The organization said poor and disenfranchised people, moral leaders and advocates were at the Illinois Capitol to call on lawmakers to address systemic racism, poverty, immigration and voting rights.
"You cannot say that all wealthy people have moral superiority,” Illinois Poor People’s Campaign Tri-Chair Erica Nanton said. “You cannot say that all poor people have moral inferiority. We will no longer allow that to be the excuse for why we're facing discrimination and oppression and low wages."
Hundreds of McDonald's workers marched on the Illinois State Capitol, rallying for a $15 minimum wage.
"We have no benefits, we have nothing, we have nothing to fall back on,” said Mary Hood, a McDonald's employee from Chicago. “If I was hurt myself today or tomorrow and couldn't return to work what would I have to rely on? Absolutely nothing."
In a statement released after the protesters left, Fight for $15 said, “more than 100 McDonald’s cooks and cashiers were physically removed by Capitol police.”
A Fight for $15 spokeswoman said Capitol police removed 116 workers for sitting in and refusing to move.
Secretary of State Police said they allow protesters to stay in the Capitol for one hour following the adjournment of the General Assembly.
The House adjourned around 5:45 p.m., meaning when the protesters left at 4:30 p.m., they were still technically allowed to be there.
Henry Haupt, a spokesman from the Secretary of State’s Office, released the following statement in response to the groups claim that they were physically removed by the Secretary of State Police:
This is absolutely not true. No one was physically removed from the Capitol building this afternoon. The leaders of the group requested that Capitol Police walk beside them while leaving the building. Capitol Police complied but also made it clear to them that they were not being asked to leave and that they were welcome back to the Capitol Building. It appears now that they were attempting to stage for the media a physical removal — something that did not happen.
All sides agreed that no formal charges or citations were issued during the rally.
Terrence Wise, Poor People’s Campaign Tri-Chair, released the following statement Monday:
“Workers in the Fight for $15 came to the Illinois statehouse today to demand that lawmakers take immediate action to confront systemic racism, and we were ready to commit nonviolent civil disobedience. We sat outside the governor’s office and the Senate for two hours, and our protest ended when Capitol police escorted us out of the building.”
Fight for $15’s full release sent out Monday can be found below:
More than 100 McDonald’s cooks and cashiers were physically removed by Capitol police from a protest at the Illinois statehouse Monday – days ahead of the company’s annual shareholder meeting – as the Fight for $15 joined forces with the Poor People’s Campaign: A National Call for Moral Revival in nonviolent direct action to highlight the burger giant’s role in locking workers of color in poverty.

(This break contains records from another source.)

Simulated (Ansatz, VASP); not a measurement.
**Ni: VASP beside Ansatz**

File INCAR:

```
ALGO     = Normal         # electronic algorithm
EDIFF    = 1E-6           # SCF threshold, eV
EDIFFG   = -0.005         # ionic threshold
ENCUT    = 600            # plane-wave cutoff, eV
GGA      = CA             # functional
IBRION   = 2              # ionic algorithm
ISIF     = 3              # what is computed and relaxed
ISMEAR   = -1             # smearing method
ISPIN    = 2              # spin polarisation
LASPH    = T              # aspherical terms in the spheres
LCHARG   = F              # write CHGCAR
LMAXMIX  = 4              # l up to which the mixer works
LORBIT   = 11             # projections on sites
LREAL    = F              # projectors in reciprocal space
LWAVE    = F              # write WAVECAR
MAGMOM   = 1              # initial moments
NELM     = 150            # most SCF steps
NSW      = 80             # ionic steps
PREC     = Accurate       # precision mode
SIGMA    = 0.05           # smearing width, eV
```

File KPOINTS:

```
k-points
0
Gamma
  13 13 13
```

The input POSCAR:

Carrying signs reading “Black Workers Matter, McDonald’s” and chanting “We Believe That We Will Win,” workers in McDonald’s uniforms were carried away along with activists, clergy and community leaders following a two-hour sit-in at the governor’s office and the legislative chambers. The nonviolent direct action was part of a wave of Poor People’s Campaign protests against systemic racism that hit 35 state capitals and Washington, D.C., Monday.
“McDonald’s does everything it can to block people of color like me from getting higher wages,” said Ashley Bruce, a McDonald’s worker from Chicago who is paid $11 an hour and was arrested Monday. “I help McDonald’s make billions every year, but I’m paid so little I need government assistance to make ends meet. I’m going to continue doing whatever it takes until McDonald’s listens to our demand for $15 an hour and union rights.”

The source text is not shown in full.